Beekeeping engages all the senses, but for Marisa Papetti, it's the smell that's really special.
"It smells incredible. If you've ever smelled raw beeswax there's just this — I wish I could make a perfume out it of it. It's so fantastic," said Papetti.
Though she started beekeeping as a hobby, it became the foundation for an ultra-successful small business. Papetti is the owner of Marie's Bees, a 100% women-owned beekeeping company based out of Bellingham.
"All together, we have twelve female beekeepers that we're working with across the Pacific Northwest. Our main focus is teaching and then there's all the things that come along with that like products [...] Now we're selling nationwide. It's the world of chaos, but it's great," said Papetti with a laugh.
Marie's Bees uses the raw Northwest honey its keepers collect to make all manner of delicious products, perhaps most notably: creamed honey.
"It's a process where you take a certain amount of crystallized honey, a certain amount of liquid honey and then what they call seed honey, which is a little bit of creamed honey, and you mix them. In our case, we mix them in a huge Hobart mixer," said Papetti. "Then we add all the best ingredients we can find. We try to work with all organic ingredients and as much local as possible. You basically whip it for hours on end and it stays nice and smooth and creamy and it won't crystallize. So that makes it shelf stable."
In 2022, Marie's Bees was honored with a pair of Good Food Awards, including one for its Honey Zinger, a lemon-ginger creamed honey. That's just the tip of the iceberg. Marie's Bees makes oxymel, hot honey, cinnamon creamed honey and my personal favorite, orange vanilla (which started as a limited edition flavor, but may end up being a permanent addition to the product line).

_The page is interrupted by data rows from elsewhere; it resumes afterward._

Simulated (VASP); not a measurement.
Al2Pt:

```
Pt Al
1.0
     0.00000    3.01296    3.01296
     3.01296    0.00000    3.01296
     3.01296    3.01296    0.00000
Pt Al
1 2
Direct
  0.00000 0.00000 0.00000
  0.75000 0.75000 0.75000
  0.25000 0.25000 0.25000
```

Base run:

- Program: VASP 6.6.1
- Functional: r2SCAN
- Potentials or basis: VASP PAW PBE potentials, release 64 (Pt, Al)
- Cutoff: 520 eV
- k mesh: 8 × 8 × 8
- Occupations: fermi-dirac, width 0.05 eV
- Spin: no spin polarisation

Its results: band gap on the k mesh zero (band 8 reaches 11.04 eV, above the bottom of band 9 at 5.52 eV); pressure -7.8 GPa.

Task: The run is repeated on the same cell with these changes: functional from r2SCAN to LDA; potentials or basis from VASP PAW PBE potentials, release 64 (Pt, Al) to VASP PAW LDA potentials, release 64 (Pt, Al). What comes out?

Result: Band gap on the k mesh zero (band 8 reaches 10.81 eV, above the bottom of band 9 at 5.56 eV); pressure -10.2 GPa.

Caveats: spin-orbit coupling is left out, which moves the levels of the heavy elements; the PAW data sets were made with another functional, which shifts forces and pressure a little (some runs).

While Papetti enjoys the culinary aspect of the business, her passion is the bees themselves and teaching as many folks as possible about them. I got to suit up and join her to take a closer look at the hives. Each is home to around 30,000 bees, a family with one queen. While they will sting, Papetti tells me the key to being around that many bees is to move steadily and stay calm and relaxed.
"We're basically tearing the roof off of someone's house," said Papetti. " You'll hear their pitch. It'll go way up. That means they're a little upset we are there. So just ground yourself, just calm down. You will hear their tone change back down."
The hives are made up of multiple boxes, which weigh about 50 pounds each. Inside the boxes are individual frames where workaholic bees are constantly building.
"They're mathematicians. They want to use every ounce of space to build perfect combs," said Papetti, showing me one of the frames.
Papetti tells me the bees put honey inside each of the individual combs. When it's the right temperature and moisture content, the combs are capped. That's the signal to the keepers it's finished, ready-to-go honey.
"We don't take all the honey [the bees produce]. We leave honey for them. They need 50 to 100 pounds of honey to go through the winter. We only take the excess," said Papetti.
After spending time at the hives, two things are clear to me: bees really are incredible, industrious creatures and beekeeping is legitimately hard work. We're all lucky enough to enjoy the sweet rewards from all that effort.
"I want [folks who are enjoying the product] to feel calm and grounded and that they're going to be okay. If the queen and those bees have done all this work and we've done all this work to bring it to you, then you deserve it. Just take a bite and just relax."